By Benay Blend
For Palestinians, there is no ambiguity about the identity of the monsters that they face. They have had plenty of time since the Nakba (catastrophe) of 1948.
In their 1988 book How the War was Remembered: Hollywood and Vietnam, Leonard Quart and Albert Auster noted that there were very few fiction films that dealt directly with the war. It took some time to reflect on the many aspects of that period before the appearance of low-budget, meaningful films, including Coming Home (1978), The Deerhunter (1978), and Apocalypse Now (1979).
During and after Iraq, Quart and Auster explain that most films focused more on returning soldiers whose trauma impacted their lives as well as that of their families.
Elaborating on the Valley of Elah (2007), the authors quote director Paul Haggis, who saw the film as “asking questions about where we are in America right now and what’s happening,” a metaphor of the place in the bible where David defeats Goliath.
“What monsters are being fought?” Quart and Auster ask. “It’s hard to say” because “there’s never an unambiguous picture of who the monster is.”
For Palestinians, there is no ambiguity about the identity of the monsters that they face. They have had plenty of time since the Nakba (catastrophe) of 1948 to confront the harsh reality of life under Occupation, ethnic cleansing that has only escalated after October 7.
There is no safe refuge for Palestinians–and by default their supporters—in what Ramzy Baroud calls in Gramscian terms the “Interregnum,” also known as the “age of monsters.”
An intermediary period in which the old guard fights for relevance while more suitable alternatives strive for meaning, this current period is one in which Palestinian film suggests an urgency that is unique to time and place.

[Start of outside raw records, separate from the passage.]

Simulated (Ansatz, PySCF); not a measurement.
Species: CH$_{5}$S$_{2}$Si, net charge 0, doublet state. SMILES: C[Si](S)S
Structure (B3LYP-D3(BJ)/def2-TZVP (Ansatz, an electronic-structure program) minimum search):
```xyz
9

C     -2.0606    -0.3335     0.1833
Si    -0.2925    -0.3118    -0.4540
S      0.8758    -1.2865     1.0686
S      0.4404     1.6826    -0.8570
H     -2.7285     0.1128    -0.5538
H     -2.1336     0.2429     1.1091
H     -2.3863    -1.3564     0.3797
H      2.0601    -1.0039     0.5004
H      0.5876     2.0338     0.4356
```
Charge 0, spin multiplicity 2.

Farah Nabulsi’s film The Teacher was made before Oct. 7th but was released during the time of genocide. Though it depicts events around the year 2011, it remains relevant today.
While the focus now is on Israel’s genocide in Gaza, Nabulsi’s film reminds viewers that life in Palestine’s Occupied West Bank remains precarious. Based on a true story, it opens with Basem (played by Saleh Bakri) driving to his school. By the side of the road is an Israeli soldier cradling his rifle, a harbinger of things to come.
Several other film reviewers focused on what they saw as fragmentation, too many sub-plots that are not seamlessly brought together. For example, Peyton Robinson charges that “Nabulsi’s film touches the heart but loses grip on the mind as it journeys to juggle more subplots than its hands can handle.”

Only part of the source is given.